Using the statistical package ‘R’ for data analysis

I have recently taken some online courses in the statistical package called ‘R’ that is freely available in the public domain. After a little effort, I was able to instal this on my Macbook. It creates beautiful plots and is a very versatile and powerful aid to understanding big data.

After installation of R Studio, and the installation of the necessary packages and libraries, I was able to get to work in understanding it. I decided to take the free online courses on edX for a start. Data Science R Basics is an introduction to the nuts and bolts of R including data frames, data types and function calls, conditionals and for loops. Data Science: Visualization is an introduction to ggplot and its features and explains how to select and summarize data from a data frame according to logical conditions.

I thoroughly recommend the courses by edX as they track your progress unit by unit and include ideos and explanatory material.

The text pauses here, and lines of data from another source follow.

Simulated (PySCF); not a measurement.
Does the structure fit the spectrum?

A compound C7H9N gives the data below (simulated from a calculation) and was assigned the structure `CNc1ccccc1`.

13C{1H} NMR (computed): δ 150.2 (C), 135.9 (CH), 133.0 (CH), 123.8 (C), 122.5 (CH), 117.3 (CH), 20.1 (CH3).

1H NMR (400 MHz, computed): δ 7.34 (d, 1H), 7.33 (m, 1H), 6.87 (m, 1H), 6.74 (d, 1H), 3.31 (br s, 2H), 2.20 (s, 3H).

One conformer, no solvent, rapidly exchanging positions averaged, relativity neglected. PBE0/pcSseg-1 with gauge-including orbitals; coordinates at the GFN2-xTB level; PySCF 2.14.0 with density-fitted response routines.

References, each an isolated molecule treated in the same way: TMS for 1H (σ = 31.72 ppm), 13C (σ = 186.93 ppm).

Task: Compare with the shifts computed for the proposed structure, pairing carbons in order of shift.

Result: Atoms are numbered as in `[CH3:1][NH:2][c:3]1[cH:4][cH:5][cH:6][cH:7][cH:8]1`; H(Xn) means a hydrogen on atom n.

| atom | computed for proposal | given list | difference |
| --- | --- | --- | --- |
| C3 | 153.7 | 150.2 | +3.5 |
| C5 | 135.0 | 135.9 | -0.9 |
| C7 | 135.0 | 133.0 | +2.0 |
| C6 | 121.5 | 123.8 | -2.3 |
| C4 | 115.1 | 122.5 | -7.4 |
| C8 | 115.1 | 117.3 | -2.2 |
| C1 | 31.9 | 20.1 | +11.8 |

Screenshot 2019-02-03 at 01.09.53
A scatter plot of life expectancy verses fertility by region
Screenshot 2019-02-03 at 01.10.28
Stacked density plot of income by region for 1970 and 2010.

Above are some sample plots extracted from data sets containing life expectancy, fertility and income statistics. Such data sets are available as add-ons free of charge as is everything with R.

Here is one plot that I made after a few days studying the online material.

Screenshot 2019-02-03 at 02.06.10
The heights of boys and girls in the USA by age – a stacked density plot using the NHANES data.